All Eyes on Me: The Emergence of a Russian Surveillance State

Before analyzing the activities and assessing the ethics of any intelligence organization, it is first necessary to remember that intelligence organizations are secretive by nature and it’s impossible to assess their methods in full given most countries’ secrecy laws.

This is especially the case with Russia’s Federal Security Service (FSB). Much like its predecessor, the KGB, its activities continue to be troublesome for diplomats, journalists, and citizens alike. The Russian government uses propaganda, deception, and manipulation to a much higher degree and with great effectiveness. The Russian surveillance state, largely powered by the FSB and driven by the threat of terrorism, is resurgent and becoming ever more intrusive.

One example of Russia’s use of deception and propaganda, according to David Frum on The Atlantic website on April 18, 2014, even went so far as to include the notorious former NSA contractor Edward Snowden in a propaganda stunt (Q & A forum) with Russian President Vladimir Putin. During the session, which was televised on Russian television, Edward Snowden challenged Putin on government surveillance in Russia. To this, Putin simply stated: “We don’t have a mass system for such interception and according to our law it cannot exist.” This is typical of the deception that the government uses and this statement was widely regarded by experts and watch-dog agencies as false.

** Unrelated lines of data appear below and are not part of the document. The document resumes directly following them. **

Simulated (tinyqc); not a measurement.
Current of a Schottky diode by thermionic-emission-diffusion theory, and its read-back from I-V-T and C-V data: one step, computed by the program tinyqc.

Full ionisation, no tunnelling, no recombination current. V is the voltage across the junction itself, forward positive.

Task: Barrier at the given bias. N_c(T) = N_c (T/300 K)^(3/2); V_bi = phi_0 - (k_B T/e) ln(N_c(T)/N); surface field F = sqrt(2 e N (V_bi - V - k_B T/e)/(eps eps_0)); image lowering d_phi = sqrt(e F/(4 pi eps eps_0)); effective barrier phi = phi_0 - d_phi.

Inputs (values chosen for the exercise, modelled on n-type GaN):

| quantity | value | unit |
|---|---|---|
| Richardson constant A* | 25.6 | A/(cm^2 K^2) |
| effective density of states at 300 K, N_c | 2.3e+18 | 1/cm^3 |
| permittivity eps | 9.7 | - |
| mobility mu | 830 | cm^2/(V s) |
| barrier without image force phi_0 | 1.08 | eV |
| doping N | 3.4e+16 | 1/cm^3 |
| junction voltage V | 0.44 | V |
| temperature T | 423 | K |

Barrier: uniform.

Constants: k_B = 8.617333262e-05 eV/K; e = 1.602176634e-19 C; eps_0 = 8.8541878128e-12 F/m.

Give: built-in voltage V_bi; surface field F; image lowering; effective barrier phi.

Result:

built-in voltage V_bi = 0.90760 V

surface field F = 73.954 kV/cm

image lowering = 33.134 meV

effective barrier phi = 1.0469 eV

It would also be foolish to assert that the American intelligence establishment does not continue to engage in covert operations involving ethically questionable methods given the information available. However, it has found itself at the heart of major controversies concerning its collection methods just in the last decade which have forced greater transparency and greater debate, both internally and externally. An analysis of the outcome of the controversy over the NSA’s collection of bulk data, for example, sparked a greater discussion on the legality of the NSA’s collection programs and took place both within Congress and the public media. The constitutional legality of these covert programs caused a lot of problems for the government in the courts. The President, the Director of National Intelligence, and other senior officials were made to answer for the programs before the Supreme Court and Congress. (Mornin, 2014)

This level of transparency cannot and likely will never be found in Russia. Political and legal discourse between academia, the justice system, and the general public is certainly lacking as well. The evidence is clear: as noted in the Atlantic article cited previously regarding Putin’s interaction with Edward Snowden:

“Russian journalists will not ‘revisit’ (as he puts it) the truthfulness of Putin’s answers. Russian journalists who do that end up dead, in at least 56 cases since 1992. Anna Politkovskaya, the journalist who pressed Putin hardest, was shot dead in her own apartment building in 2006, after years of repeated arrests, threats, and in one case, attempted poisoning.” (The Atlantic, April 2014)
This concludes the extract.